AirScience Siloxanes & VOC Removal System


For high siloxanes concentration Vacuum Swing Adsorption (VSA) will be recommended if no VOCs are present as VOCs which will be adsorbed by the media will not desorb by vacuum alone.

When siloxanes and VOCs at medium to high concentrations are present Thermal Swing Asdorption will be recommended. The gas purification performance of activated carbon and TSA is similar however as activated carbon is not desorb it needs to be replaced as soon as it reaches close to saturation. The selection of one technology versus the  other is based on the evaluation of capital cost versus operating cost as a function of siloxanes and VOCs concentration.


If the concentrations of both siloxanes and VOCs is low, activated carbon is recommended as it has the lowest capital cost of the three processes that are generally used for this application, however if the concentration of one or both of the impurities is high, the activated carbon will be rapidly saturated, translating into a high operating cost.



Activated Carbon Process


The system consists of a minimum of two towers, each having a bed of activated carbon. The gas travels through the carbon bed from bottom to top. Pressure drop through the bed and outlet concentrations are monitored to alert to a change in performance signaling the need to replace the carbon. To replace the carbon, the tower must be put off-stream, the full flow passing through the remaining tower(s) during the emptying and refilling operation.

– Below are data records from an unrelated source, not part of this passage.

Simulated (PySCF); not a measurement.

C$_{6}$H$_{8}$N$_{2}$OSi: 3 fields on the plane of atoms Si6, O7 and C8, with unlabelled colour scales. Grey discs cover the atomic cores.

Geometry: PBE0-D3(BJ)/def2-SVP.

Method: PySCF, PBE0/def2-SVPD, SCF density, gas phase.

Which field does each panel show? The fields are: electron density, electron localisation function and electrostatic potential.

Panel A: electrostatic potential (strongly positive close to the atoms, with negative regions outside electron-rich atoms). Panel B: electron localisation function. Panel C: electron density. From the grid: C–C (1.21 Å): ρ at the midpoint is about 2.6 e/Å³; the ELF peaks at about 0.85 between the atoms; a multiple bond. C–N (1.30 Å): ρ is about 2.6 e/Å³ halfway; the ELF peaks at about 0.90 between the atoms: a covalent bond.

Once one tower has been refilled the other tower(s) must also have their carbon bed replaced, so that all towers have carbon with the approximate same loading.



Vacuum Swing Adsorption (VSA) Process


From the outside a VSA unit is very similar to an activated carbon system (several towers in parallel with an inlet manifold and an outlet manifold, each with motorized isolation valves.


The difference resides in the type of adsorbent media (activated carbon for one, molecular sieve for the other) and the fact that a VSA system has a vacuum system connection at each tower.


The vacuum system consisting of a vacuum pump and a series of motorized valves to allow the cycling of each tower from adsorption to desorption mode.


The vent gas is then compressed, chilled to condense siloxanes, then after a separation stage, re-injected at the inlet of the VSA towers.



Thermal Swing Adsorption (TSA) Process


This is the most effective siloxanes and VOCs removal system. It combines the removal efficiency of the activated carbon technology with the low operating cost of the VSA system.

TSA can treat high loads of siloxanes and VOCs and its thermal desorption process assures that the adsorbent will have an extended usable life.

In a TSA system the gas passes through the adsorbent where the contaminants, siloxanes and VOCs are adsorbed. During that time the two other towers are off line, one being heated, the other one cooled. As one tower gets close to saturation, it is taken off-line and switched to regeneration mode while the tower who finished regeneration/cooling mode is brought back on line.

Regeneration gas (usually vent gas from the CO2 removal unit) is first passed through the tower which finished its regeneration/heating cycle to cool the media bed back to the operation temperature, the gas exiting that tower is further heated in an electric heater then passed in a counter-current mode through the quasi saturated tower, slowly heating the adsorbent bed, and desorbing siloxanes and VOCs. The vent gas is then directed to a thermal oxidizer to be incinerated. Once the complete adsorbent bed has been desorbed the hot bed goes through the cooling stage. At that time, the third tower which has completed its cooling stage is brought back on line and the adsorption, desorption, cooling sequence continues providing a continuous VOCs and siloxanes removal from the biogas.

In cases where regeneration gas is not available a three tower TSA arrangement is provided where one tower acts as a regeneration gas generator using a split stream of the raw feed gas. In this case the discharge of VOCs and siloxanes is in the form of a condensed liquid rather than a gas. The adsorption, desorption, cooling sequence is the same as for the TSA with regeneration gas.

In cases of small gas flow is low and low levels of VOCs and siloxanes a two tower TSA system can be used, however as flow and concentration of contaminants becomes higher, the size of a two tower system becomes too large to be practical and a three tower system is implemented.